Whose Money Is It Anyways?
Post written by Tim Niemeyer sharing his personal view by crafting a reframing of the current political hubbub.
One of my favorite comedy shows built on one perfect premise: everything's made up, and the points don't matter. The host invents the rules on the spot, the players scramble to keep up, and the scoreboard is a running joke; the host can award points, erase them, or ignore them whenever the mood strikes.
Great format for comedy. Terrible one for money. Yet it's the system most of us were handed at birth… without signing a contract, bound by any social construct, if you get my drift.

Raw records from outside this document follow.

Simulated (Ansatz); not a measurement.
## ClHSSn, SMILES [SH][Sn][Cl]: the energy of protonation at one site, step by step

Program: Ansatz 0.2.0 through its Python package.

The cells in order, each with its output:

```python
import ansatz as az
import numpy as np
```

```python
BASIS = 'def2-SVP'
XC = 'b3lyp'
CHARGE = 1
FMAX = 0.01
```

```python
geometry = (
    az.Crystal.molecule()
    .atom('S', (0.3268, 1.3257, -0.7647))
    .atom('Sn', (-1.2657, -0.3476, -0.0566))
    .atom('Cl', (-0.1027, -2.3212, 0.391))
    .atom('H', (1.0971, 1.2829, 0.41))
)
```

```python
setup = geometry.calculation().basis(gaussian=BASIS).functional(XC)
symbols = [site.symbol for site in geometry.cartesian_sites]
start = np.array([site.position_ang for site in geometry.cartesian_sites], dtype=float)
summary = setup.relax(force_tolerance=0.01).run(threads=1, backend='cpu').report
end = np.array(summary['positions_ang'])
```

Look at how the dollar works. A small group you didn't elect decides how much money exists, what it's worth tomorrow, and who gets the new supply first. The rules can change mid-game… and they do. You were never a contestant; you're the studio audience, clapping on cue while the points get tallied somewhere you can't see. The quiet result: the dollar has lost roughly 90% of its purchasing power over the last century. A hundred years of the money's made up and the rules don't matter, and the bill came to you.
This is the real divide in our politics, and it has little to do with socialist versus capitalist. The honest line runs between systems that concentrate control and systems that disperse it; between money someone else writes the rules for, and money no one can rewrite at all.
To hold the fruits of your labor in something no one can dilute or seize isn't greed; it's self-determination, the same impulse that makes a person want to say what they think and keep what they earn. It belongs to no party. The privacy-minded progressive, the small-business conservative, the dissident under an authoritarian regime, they all lose the same way when one entity controls the money, and they all win the same way when no one does.
Bitcoin is the first money that takes the host out of the show. There will only ever be 21 million coins; no committee can vote more into existence to cover a deficit. You hold it yourself, no permission required. You can send it to anyone, anywhere, and no one can freeze it because they disapprove of you. The rules aren't improvised; they're fixed, public, and verifiable by anyone with a laptop. For the first time, the points actually matter, and nothing is made up.
Compare the tools honestly. The dollar is convenient and universally accepted, but controlled and centralized by design as well eroding by design; a 2% inflation target isn't a bug, it's a steady transfer from everyone who saves to whoever stands nearest the printer (i.e. - Cantillon effect). Bitcoin asks more of you up front. But as sound money (a place to store your time and effort across decades) it answers to math, not to a host.
This is why centralized power recoils from it. You can't run a planned economy on money you can't print, freeze, or direct… and Bitcoin pulls that lever out of the wall. In 2021, China banned Bitcoin mining and trading outright. Governments reveal what they fear by what they outlaw.
And it was never about getting rich. The point is the question on the marquee whose money is it anyways? Anyone, anywhere, can opt in without asking a gatekeeper's permission.
So choose. Stay in the show where everything's made up and the points don't matter… or step into a system where the rules are fixed, the ledger is as much yours as is everyone else's, and no host can rewrite the game.
The dichotomy was never socialist versus capitalist, left versus right, or liberal versus conservative. It was always between those who want control over you and those who'd put it back in your hands.
Choose your tool accordingly. Whose money is it anyways? For once, you get to answer: mine.